When her husband was running for president in 1992, James Carville famously advised Bill Clinton on the zeitgeist of the American electorate at the time by saying, "It's the Economy, Stupid."
Somebody needs to tell Hillary Clinton that in 2016, the American people are once again simmering, and let her know that the American people are shouting, "It's the Rigged System, Stupid!"
Donald Trump is leading in the Republican primary polls partially because he's tossed the dog whistle and speaks directly to the racist xenophobic misogyny carefully cultivated by the GOP since the days of Lee Atwater's "Southern Strategy" for Ronald Reagan's election.

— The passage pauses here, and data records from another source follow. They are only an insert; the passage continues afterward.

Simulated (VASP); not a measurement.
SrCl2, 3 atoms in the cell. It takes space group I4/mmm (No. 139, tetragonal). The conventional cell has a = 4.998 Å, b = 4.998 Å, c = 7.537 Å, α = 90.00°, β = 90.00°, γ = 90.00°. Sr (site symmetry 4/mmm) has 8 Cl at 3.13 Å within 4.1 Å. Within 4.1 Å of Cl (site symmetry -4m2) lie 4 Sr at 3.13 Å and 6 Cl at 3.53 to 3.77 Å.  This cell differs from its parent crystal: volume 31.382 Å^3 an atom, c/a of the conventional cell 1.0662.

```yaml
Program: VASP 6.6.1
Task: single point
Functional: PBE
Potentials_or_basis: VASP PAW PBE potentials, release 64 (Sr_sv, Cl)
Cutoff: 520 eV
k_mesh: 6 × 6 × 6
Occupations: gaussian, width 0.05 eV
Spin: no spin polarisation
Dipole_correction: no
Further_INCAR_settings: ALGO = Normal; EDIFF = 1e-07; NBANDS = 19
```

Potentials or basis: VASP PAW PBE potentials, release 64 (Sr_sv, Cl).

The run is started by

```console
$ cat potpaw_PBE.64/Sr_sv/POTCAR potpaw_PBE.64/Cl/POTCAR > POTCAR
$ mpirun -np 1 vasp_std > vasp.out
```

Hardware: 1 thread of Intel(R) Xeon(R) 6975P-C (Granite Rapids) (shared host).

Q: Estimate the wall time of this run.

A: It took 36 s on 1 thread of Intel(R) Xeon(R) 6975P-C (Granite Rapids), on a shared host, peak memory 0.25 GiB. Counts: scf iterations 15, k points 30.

However, another large part of The Donald's appeal to some voters is that he is the ultimate outsider: a billionaire funding his own campaign who, it is presumed, cannot be bought. Trump's statements at recent GOP debates about the pay-to-play politics and how he has bought politicians on both sides of the aisle have won him many supporters.
The popular insurgent candidacy of Senator Bernie Sanders is another indicator of the general public's disdain for the status quo of a political system rigged for the rich. And at her electoral peril, Hillary Clinton is allowing the frame of The-Fix-Is-In to define her as the More-Of-The-Same candidate against Donald Trump's anti-establishment position.
Look no further than Hillary Clinton's 2008 campaign co-chair, Debbie Wasserman Schultz. As head of the Democratic National Committee, it is her job to promote the election of Democrats nationally and provide the greatest exposure to Democratic messaging for the general public. Instead, she's helped prove Donald Trump's point that the system is rigged and the fix is in.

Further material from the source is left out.